Defensive Information Warfare

Proposed IW-D Strategy

The proposed solution to IW suggested here is a "Defense-in-Depth" strategy, a strategy that involves a series of successively stronger or "higher" defensive barriers that work together to decompose the spectrum of threats into manageable pieces. While implementing this concept still involves considerable challenges, it provides some structure for efforts to defend ourselves against information attacks.

Following a discussion of this IW-D strategy, the nature of a division of responsibility, some of the critical prerequisites for progress, key challenges that lie ahead, and the elements of an action plan for organizations with IW-D responsibilities will be addressed.


The proposed "defense-in-depth" strategy, depicted in Figure 8, consists conceptually of three lines of defense. Each line of defense is designed specifically to counter the threats associated with a particular region of the threat topology.

The first line of defense is to defend against Everyday attacks, which constituted most of the threat topology. Based upon the information available, the vast majority of these attacks can be handled with basic defenses.

The higher hurdles associated with the Potentially Strategic and Strategic attacks are then responsible for handling more sophisticated but far fewer attacks from fewer potential sources. For example, attacks with strategic implications would need to get through the first two lines of defense that should filter out all but the most skilled, resourced, and persistent adversaries. This means we can concentrate our intelligence and monitoring efforts on a smaller population, which in turn increases the chances of successful defense.

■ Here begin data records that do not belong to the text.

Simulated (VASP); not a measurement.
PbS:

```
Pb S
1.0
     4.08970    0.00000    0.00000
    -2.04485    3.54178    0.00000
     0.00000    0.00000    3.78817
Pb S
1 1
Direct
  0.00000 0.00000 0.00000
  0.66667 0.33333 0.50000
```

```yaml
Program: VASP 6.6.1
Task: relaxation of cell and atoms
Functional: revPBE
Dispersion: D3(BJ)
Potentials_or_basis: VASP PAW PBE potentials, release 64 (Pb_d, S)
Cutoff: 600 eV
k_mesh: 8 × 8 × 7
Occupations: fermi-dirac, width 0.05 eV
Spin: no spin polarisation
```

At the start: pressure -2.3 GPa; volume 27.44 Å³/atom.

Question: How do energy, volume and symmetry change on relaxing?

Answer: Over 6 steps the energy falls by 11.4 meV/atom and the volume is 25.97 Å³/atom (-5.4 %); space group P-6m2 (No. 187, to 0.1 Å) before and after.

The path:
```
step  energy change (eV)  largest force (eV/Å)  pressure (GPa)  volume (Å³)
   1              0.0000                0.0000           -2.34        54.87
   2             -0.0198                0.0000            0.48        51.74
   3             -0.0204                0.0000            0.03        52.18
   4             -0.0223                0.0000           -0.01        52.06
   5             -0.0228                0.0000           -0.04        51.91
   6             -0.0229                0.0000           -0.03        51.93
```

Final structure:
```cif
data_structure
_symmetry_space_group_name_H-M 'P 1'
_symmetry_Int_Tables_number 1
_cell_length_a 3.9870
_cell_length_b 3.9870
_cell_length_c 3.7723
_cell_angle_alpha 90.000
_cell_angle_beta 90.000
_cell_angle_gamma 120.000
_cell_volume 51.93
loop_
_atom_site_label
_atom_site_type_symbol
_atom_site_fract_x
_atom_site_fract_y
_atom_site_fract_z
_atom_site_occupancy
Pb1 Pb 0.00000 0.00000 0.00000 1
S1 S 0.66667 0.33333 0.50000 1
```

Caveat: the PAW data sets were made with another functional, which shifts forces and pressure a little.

This defensive strategy also means that we can take different philosophical approaches with each line of defense depending on the nature of the threat. The two endpoints of the philosophical spectrum can be thought of as the "information first" and "security first" approaches. In the Everyday region of the threat topology our approach has been to emphasize access to information. In the Strategic region, we put security first by restricting access and connectivity to the point of degrading performance and efficiency.

Division of Responsibility

Figure 9 graphically depicts a suggested division of primary responsibility for IW-D between the public and private sectors as a function of the threat topology. The modifier "primary" is used to make the point that, despite the assignment of responsibility in a particular area to either the public or private sector, both public and private organizations have responsibilities in each area.

The topological regions associated with either Everyday or Strategic threats are the most straightforward. Primary responsibility for the everyday threat should be the responsibility of the private sector. Handling such threats is simply the cost of doing business in the Information Age. With the availability of relatively low-cost defenses against these threats, the burden placed on the private sector is affordable. Furthermore, organizations are clearly in the best position to understand their own systems and the needs and concerns of their customers.

Responding to strategic threats is clearly the job of the public sector, although an adequate defense will involve some coordination with private sector and international organizations, particularly when it comes to the region of the threat topology that contains threats associated with attacks on the national information infrastructure or other institutions providing vital services.

Where to assign primary responsibility for defenses against threats in the Potentially Strategic region of the threat topology is less clear. This area could be called a "zone of collaboration," where the public and private sectors need to work closely together to understand the threat and develop mechanisms designed to counter it.

Perspectives on Information Security

Efforts to achieve effective collaboration will need to overcome the understandably different perspectives that organizations bring to the table.

Commercial organizations traditionally treat events such as Everyday attacks as simply a cost of doing business not significantly different than pilferage euphemistically referred to as inventory "shrinkage." Countermeasures have a definite expected value and are employed when their costs are less than their expected value. Private sector organizations traditionally respond to relatively low probability events with potentially large costs by either purchasing insurance or providing self-insurance.

The perspective on information security taken by organizations entrusted with information and systems deemed vital to our national security is quite different. Unlike many information attacks on private sector systems, the cost of a breech in security of national security information can not easily be determined. Overshadowing the actual costs of a particular incident is the fact that the very protection of the integrity of national security information and the systems that handle it is considered to have intrinsic value in and of itself. Risk avoidance is the ingrained response in these situations.

Given the nature of the IW threat topology, national and private sector information security are now inexorably intertwined. Attacks on the national or global information infrastructure can seriously affect private sector organizations and attacks on key private sector organizations that provide vital services have definite national security implications. These situations are contained in the Potentially Strategic region of the threat topology.

It is proposed that, in this region, rather than take a simple "dollars and cents" approach as in the Everyday region or a risk avoidance approach as taken in the Strategic region, we should take a collective risk management approach. This is clearly an area which requires defenses to be closely coordinated.